Introduction
The Keras distribution API is a new interface designed to facilitate
distributed deep learning across a variety of backends like JAX,
TensorFlow and PyTorch. This powerful API introduces a suite of tools
enabling data and model parallelism, allowing for efficient scaling of
deep learning models on multiple accelerators and hosts. Whether
leveraging the power of GPUs or TPUs, the API provides a streamlined
approach to initializing distributed environments, defining device
meshes, and orchestrating the layout of tensors across computational
resources. Through classes like DataParallel
and
ModelParallel
, it abstracts the complexity involved in
parallel computation, making it easier for developers to accelerate
their machine learning workflows.
How it works
The Keras distribution API provides a global programming model that allows developers to compose applications that operate on tensors in a global context (as if working with a single device) while automatically managing distribution across many devices. The API leverages the underlying framework (e.g. JAX) to distribute the program and tensors according to the sharding directives through a procedure called single program, multiple data (SPMD) expansion.
By decoupling the application from sharding directives, the API enables running the same application on a single device, multiple devices, or even multiple clients, while preserving its global semantics.
Setup
# This guide assumes there are 8 GPUs available for testing. If you don't have
# 8 gpus available locally, you can set the following envvar to
# make xla initialize the CPU as 8 devices, to enable local testing
Sys.setenv("CUDA_VISIBLE_DEVICES" = "")
Sys.setenv("XLA_FLAGS" = "--xla_force_host_platform_device_count=8")
library(keras3)
# The distribution API is only implemented for the JAX backend for now.
use_backend("jax")
jax <- reticulate::import("jax")
library(tfdatasets, exclude = "shape") # For dataset input.
DeviceMesh
and TensorLayout
The keras$distribution$DeviceMesh
class in Keras
distribution API represents a cluster of computational devices
configured for distributed computation. It aligns with similar concepts
in jax.sharding.Mesh
and tf.dtensor.Mesh
,
where it’s used to map the physical devices to a logical mesh
structure.
The TensorLayout
class then specifies how tensors are
distributed across the DeviceMesh
, detailing the sharding
of tensors along specified axes that correspond to the names of the axes
in the DeviceMesh
.
You can find more detailed concept explainers in the TensorFlow DTensor guide.
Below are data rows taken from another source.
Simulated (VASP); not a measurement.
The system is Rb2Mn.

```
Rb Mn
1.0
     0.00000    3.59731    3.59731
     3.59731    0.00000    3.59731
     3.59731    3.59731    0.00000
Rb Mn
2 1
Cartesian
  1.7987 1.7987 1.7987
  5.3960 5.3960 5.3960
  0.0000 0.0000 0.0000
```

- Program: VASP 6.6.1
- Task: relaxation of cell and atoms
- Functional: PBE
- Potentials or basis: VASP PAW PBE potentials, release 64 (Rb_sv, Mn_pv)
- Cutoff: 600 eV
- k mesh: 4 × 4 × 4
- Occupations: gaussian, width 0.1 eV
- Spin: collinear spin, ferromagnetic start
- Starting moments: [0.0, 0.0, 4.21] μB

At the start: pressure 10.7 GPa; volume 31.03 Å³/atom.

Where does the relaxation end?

# Retrieve the local available gpu devices.
devices <- jax$devices() # "gpu"
str(devices)
## List of 8
## $ :TFRT_CPU_0
## $ :TFRT_CPU_1
## $ :TFRT_CPU_2
## $ :TFRT_CPU_3
## $ :TFRT_CPU_4
## $ :TFRT_CPU_5
## $ :TFRT_CPU_6
## $ :TFRT_CPU_7
# Define a 2x4 device mesh with data and model parallel axes
mesh <- keras$distribution$DeviceMesh(
shape = shape(2, 4),
axis_names = list("data", "model"),
devices = devices
)
# A 2D layout, which describes how a tensor is distributed across the
# mesh. The layout can be visualized as a 2D grid with "model" as rows and
# "data" as columns, and it is a [4, 2] grid when it mapped to the physical
# devices on the mesh.
layout_2d <- keras$distribution$TensorLayout(
axes = c("model", "data"),
device_mesh = mesh
)
# A 4D layout which could be used for data parallelism of an image input.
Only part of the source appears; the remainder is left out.